I grew up with a community that made me the person I am today (and if you are wondering, the person I am today can be summed up in one word: awesome).  This place was in Amarillo and the community was the local theatre, Amarillo Little Theater.  This was the place where I learned what it was to accept and be accepted because you're unique and your ideas are crazy and potentially awesome. It was a place where I learned that there was such a thing as Beauty with a capital B and it could be shared and sought after by a group of people.  It's also where I learned about love, the kind you give to people because they are desperate for it, because they'd do anything for you, because you've lived in empty spaces together dreaming things into the world that didn't exist before. 

This is my first and most personal experience with community.  We are everywhere now, LA, Chicago, New York, to name a few and we are still defined and driven by that small town in Texas that made our hearts and heads go BA-boom.  Now the world is our community.  I've been around the world and crossed continents and I've seen people all searching for the same things, I would call the search one for God while others might say Beauty, Truth, or Story but we all mean the same thing.

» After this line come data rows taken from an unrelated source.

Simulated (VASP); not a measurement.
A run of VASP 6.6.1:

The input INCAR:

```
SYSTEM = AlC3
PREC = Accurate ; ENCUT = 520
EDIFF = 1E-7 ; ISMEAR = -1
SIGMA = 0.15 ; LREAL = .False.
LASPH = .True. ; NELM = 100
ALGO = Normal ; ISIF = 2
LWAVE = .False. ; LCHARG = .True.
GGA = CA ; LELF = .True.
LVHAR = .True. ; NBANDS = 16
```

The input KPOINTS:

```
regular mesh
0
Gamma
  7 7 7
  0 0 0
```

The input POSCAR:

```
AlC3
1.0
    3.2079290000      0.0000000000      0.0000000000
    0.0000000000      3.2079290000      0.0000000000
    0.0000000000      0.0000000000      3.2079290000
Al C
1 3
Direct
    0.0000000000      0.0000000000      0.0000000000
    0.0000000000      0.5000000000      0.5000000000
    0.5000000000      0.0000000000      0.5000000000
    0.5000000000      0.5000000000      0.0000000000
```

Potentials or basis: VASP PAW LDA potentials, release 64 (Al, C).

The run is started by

My own community was based in a small town but the world is much more open now. We can build a community from Texas to New York.  From Utah to London.  From Los Angeles to Eastern Europe.  You might ask why even bother doing this?  (and how can we do this?) And to you I would say, "Because it's stinking awesome! That's why."  But also because I think we are all hungry for each other in some way and we all have a little piece of the puzzle in what we are searching for.  I might call it joy and find it in jumping through the air but maybe in Cambodia they'd call it faith and find it through their feet hitting the floor.  Let's blow the world up a little by making it a smaller place.  We have the technology to do it, so why not give it a go already?

Now why art?  Because the earth without art is just 'eh' (that's a popular poster I like to quote when I can feel the need to really rile up a crowd).  I think we all want to create and we are all creative people.  Think about your day- did you make something exist today that didn't exist yesterday? A piece of text, a thought in someone's head? Well hello fellow artist, nice to meet you.  What are we supposed to do in the course of a day other than create? The end product might be different for "artists" but we are all guilty of the creative process.  But what can artists do when they are able to bring their communities together from around the world?  What kind of new community can we create? What stories, truth, and holiness can we find in this newly expanded and yet accessible space?  Aren't you curious?  Think of it like this: what do you get when you put an installation artist from LA in a digital space with a choreographer from Japan and a painter from Utah?  Well, hell, I don't know but I'm dying to find out.

By: Sara Moncivais
Go here to make this crazy/awesome rant a reality.

**Sara would also like to mention the overuse of the word "awesome" in this post.  She would like you to know that dictionary.com defines awesome as "very impressive."  Now if you can think of a better word to use, Sara would like to know.  Cause very impressive just doesn't cut it and her other alternative is "dynamo."